Growth in app sessions slowed in 2017, with the lifestyle category particularly hard hit, research by analytics company Flurry revealed.
So-called app activity grew 6 per cent through 2017 compared with an 11 per cent increase recorded in 2016. Indeed, use of lifestyle apps fell 40 per cent year-on-year (see chart, below, click to enlarge), which Flurry stated highlights the need for app developers “to build daily usage habits in order to retain or increase year-over-year growth”.
On the other hand, the shopping apps category grew 54 per cent as consumers continued to shift their spending into e-commerce via mobile shopping apps.
“Users are increasingly comfortable making physical purchases on their phones with now ingrained in-app digital purchase habits,” the company noted.
The category was aided by the fact digital wallet services such as Apple Pay and Samsung Pay allow easy access to stored payment information for mobile purchases.
Music, media and entertainment also saw an increase, with 43 per cent year-over-year growth, reaffirming users’ shift to mobile devices to consume media.

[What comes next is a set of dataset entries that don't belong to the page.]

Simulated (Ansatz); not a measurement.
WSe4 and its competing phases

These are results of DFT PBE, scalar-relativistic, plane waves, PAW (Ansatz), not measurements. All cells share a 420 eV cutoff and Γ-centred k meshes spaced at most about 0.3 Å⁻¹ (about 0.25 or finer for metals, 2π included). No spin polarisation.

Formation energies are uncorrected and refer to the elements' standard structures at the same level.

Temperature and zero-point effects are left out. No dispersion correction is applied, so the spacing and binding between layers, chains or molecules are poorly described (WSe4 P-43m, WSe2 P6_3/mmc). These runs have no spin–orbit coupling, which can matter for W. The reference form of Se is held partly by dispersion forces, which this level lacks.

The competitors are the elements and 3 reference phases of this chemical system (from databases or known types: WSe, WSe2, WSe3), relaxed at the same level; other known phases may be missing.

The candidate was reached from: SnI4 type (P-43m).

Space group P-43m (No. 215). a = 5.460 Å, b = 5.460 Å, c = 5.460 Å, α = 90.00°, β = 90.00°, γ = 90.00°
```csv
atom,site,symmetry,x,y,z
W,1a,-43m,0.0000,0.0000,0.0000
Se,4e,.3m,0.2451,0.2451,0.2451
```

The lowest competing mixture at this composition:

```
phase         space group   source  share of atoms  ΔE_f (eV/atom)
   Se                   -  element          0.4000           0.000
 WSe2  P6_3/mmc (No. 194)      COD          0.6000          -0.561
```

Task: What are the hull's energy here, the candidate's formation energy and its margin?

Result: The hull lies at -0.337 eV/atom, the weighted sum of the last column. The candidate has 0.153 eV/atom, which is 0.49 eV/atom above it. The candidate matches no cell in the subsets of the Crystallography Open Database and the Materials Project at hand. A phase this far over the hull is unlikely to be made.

Flurry also recommended app makers should take note of the popularity of phablets: “Understanding form factor adoption is critical for both app developers and marketers, as we know that usage differs between devices. 2017 proved that there is no end in sight for phablet growth – they represent a staggering 55 per cent of active devices.”
“Although session growth may have stalled, it has never been more apparent that apps and smartphones have cemented their roles in users’ lives. While users, marketers and the tech industry drive towards what’s next, developers have an incredibly captive audience and a platform to engage them,” the company said.